Congressman Peter Welch visited an affordable housing renovation project in Burlington this afternoon to highlight his legislation (H.R. 4717) to improve the federal Low Income Housing Tax Credit (LIHTC) and stimulate the development and rehabilitation of affordable rental housing in Vermont. Welch was joined at the Bobbin Mill Apartments by Burlington Mayor Miro Weinberger and leaders from Vermont's affordable housing community.

Every Vermonter should have the peace of mind that comes with safe and affordable housing, said Welch. The Low Income Housing Tax Credit has been a critical tool in financing the development of affordable housing in Vermont and across the country. While the credit has worked well, it needs to be updated to provide more predictability to housing agencies and developers.

Last year, the Low Income Housing Tax Credit (LIHTC) spurred $23million in affordable housing financing through public-private partnerships. Since the program's enactment in 1988, LIHTC has financed 5,800 affordable apartments across the state and created 6,700 jobs. Several key provisions of the law began to expire at the end of 2013.

The lack of housing is one of Burlington's largest challenges, said Burlington Mayor Miro Weinberger. Thank you to Congressman Welch for fighting for more housing resources for Vermonters.

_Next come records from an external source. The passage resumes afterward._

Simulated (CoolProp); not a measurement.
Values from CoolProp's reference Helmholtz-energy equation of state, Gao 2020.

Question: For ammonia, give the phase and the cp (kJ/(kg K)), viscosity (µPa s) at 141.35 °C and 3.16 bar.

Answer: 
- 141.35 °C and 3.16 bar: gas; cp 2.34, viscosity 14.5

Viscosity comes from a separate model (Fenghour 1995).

The Low Income Housing Tax Credit program is the largest affordable housing capital source we have available, said Sarah Carpenter, Executive Director of the Vermont Housing Finance Agency which administers the tax credit. Under current complex tax rules, these credits provide an estimated $23 million dollars in private equity to build and renovate affordable housing, like the Bobbin Mill Apartments. HR 4717 improves the operation of the tax credits to provide predictability to developers and investors and could provide over a 20 percent increase in the equity available for much needed housing. Any increase will reduce the strain on the other limited and diminishing housing resources. If this legislation had been in place when Bobbin Mill was completed, it would have resulted in an additional $1.4 million in tax credit equity investment and relieved pressure on city and state resources.